NEXT TO THE SEVEN DEADLY SINS, the seven cardinal virtues are apt to look pale and unenterprising, but appearances are notoriously untrustworthy.

Prudence and temperance, taken separately, may not be apt to get you to your feet cheering, but when they go together, as they almost always do, that's a different matter. The chain smoker or the junkie, for instance, who exemplifies both by managing to kick the habit, can very well have you throwing your hat in the air, especially if it happens to be somebody whom for personal reasons you'd like to have around a few years longer. And the courage involved isn't likely to leave you cold either. Often it's the habit kicker's variety that seems the most courageous.

If you think of justice as sitting blindfolded with a scale in her hand, you may have to stifle a yawn, but if you think of a black judge acquitting a white racist of a false murder charge, it can give you gooseflesh.

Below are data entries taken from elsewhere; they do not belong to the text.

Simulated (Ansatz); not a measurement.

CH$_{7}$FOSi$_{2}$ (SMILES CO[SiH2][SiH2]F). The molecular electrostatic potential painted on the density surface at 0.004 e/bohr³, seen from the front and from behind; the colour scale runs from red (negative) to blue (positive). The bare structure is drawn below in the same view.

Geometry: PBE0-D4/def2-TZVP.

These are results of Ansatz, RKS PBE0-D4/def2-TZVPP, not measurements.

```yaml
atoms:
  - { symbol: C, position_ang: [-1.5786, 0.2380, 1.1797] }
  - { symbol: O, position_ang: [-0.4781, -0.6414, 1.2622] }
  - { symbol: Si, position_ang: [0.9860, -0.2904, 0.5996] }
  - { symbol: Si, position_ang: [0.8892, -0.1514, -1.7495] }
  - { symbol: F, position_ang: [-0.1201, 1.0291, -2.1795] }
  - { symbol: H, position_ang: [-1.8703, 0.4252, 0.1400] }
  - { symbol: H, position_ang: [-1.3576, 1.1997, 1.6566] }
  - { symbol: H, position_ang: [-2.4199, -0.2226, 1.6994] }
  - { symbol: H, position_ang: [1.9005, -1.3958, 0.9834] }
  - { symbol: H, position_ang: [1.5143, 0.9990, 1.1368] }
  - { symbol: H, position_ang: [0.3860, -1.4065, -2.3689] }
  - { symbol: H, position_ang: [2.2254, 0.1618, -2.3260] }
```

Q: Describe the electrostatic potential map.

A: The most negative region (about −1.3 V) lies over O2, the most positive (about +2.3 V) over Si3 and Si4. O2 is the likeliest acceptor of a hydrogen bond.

The faith of a child taking your hand in the night is as moving as the faith of Mother Teresa among the untouchables, or Bernadette facing the skeptics at Lourdes, or Abraham, age seventy-five, packing up his bags for the Promised Land. And hope is the glimmer on the horizon that keeps faith plugging forward, of course, the wings that keep it more or less in the air.

Maybe it's only love that turns things around and makes the seven deadly sins be the ones to look pale and unenterprising for a change. Greed, gluttony, lust, envy, and pride are no more than sad efforts to fill the empty place where love belongs, and anger and sloth just two things that may happen when you find that not even all seven of them at their deadliest ever can.